Former New York City Mayor Rudy Giuliani slammed the songstress' performance at Super Bowl 50, where she broke out her new song, "Formation." Appearing on Fox & Friends Monday, Giuliani criticized her for putting her first in the air as an homage to the "Black Power" salute. She also had her backup dancers wear berets in the style of the Black Panthers.

"I think it was outrageous," Giuliani said the show, including Bruno Mars' and Coldplay's performances. He also noted that it's "football, not Hollywood." In addition to their statement-making outfits, some of Beyoncé's backup dancers also held up signs that read "Justice for Mario Woods." He had been shot and killed by San Francisco police in December.
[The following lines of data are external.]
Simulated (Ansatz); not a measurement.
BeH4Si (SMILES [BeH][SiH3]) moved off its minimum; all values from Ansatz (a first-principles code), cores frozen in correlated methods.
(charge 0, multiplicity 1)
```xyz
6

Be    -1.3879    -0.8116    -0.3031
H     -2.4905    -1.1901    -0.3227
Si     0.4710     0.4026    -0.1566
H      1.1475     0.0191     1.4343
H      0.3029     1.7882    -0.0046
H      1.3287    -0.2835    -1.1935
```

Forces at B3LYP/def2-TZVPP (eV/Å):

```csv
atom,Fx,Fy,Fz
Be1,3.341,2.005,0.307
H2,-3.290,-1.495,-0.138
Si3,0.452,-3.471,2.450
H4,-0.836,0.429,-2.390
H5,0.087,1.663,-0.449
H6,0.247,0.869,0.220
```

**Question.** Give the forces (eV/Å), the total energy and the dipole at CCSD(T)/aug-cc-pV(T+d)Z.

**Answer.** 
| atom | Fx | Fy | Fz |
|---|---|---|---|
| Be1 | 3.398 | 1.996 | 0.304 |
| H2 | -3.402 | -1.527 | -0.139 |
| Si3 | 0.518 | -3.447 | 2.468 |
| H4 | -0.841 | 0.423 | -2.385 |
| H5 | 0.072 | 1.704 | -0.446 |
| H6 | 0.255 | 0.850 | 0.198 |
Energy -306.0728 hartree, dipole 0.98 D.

The politician felt Bey was disrespecting law enforcement with her performance. He acknowledged that there have been bad incidents, but on the whole he felt police should be respected as they try to protect communities. "I thought it was really outrageous that she used it as a platform to attack police officers who are the people who protect her and protect us, and keep us alive," he said. 

Beyonce, 2016 Super Bowl halftime show


"And what we should be doing in the African-American community, and all communities, is build up respect for police officers. And focus on the fact that when something does go wrong, okay. We'll work on that," he continued. "But the vast majority of police officers risk their lives to keep us safe."

When co-host Brian Kilmeade wondered whether the NFL had any clue about what was going to happen, Giuliani was aghast. In his opinion, the NFL should've anticipated it. "Can't you figure out who you're putting on?" Giuliani asked. "I mean this is a political position, she's probably going to take advantage of it. You're talking to middle America when you have the Super Bowl, so you can have entertainment."

He continued, "Let's have, you know, decent wholesome entertainment, and not use it as a platform to attack the people who, you know, put their lives at risk to save us."

Beyoncé released the song as a surprise Saturday and also dropped a politically charged music video to go with it. The video is set in New Orleans and includes flood scenes that make reference to Hurricane Katrina, as well as a shot of Beyoncé standing on top of a floating police squad car. The "Single Ladies" singer's daughter Blue Ivy Carter, 4, also makes an appearance, as does Martin Luther King Jr. and a set of riot police.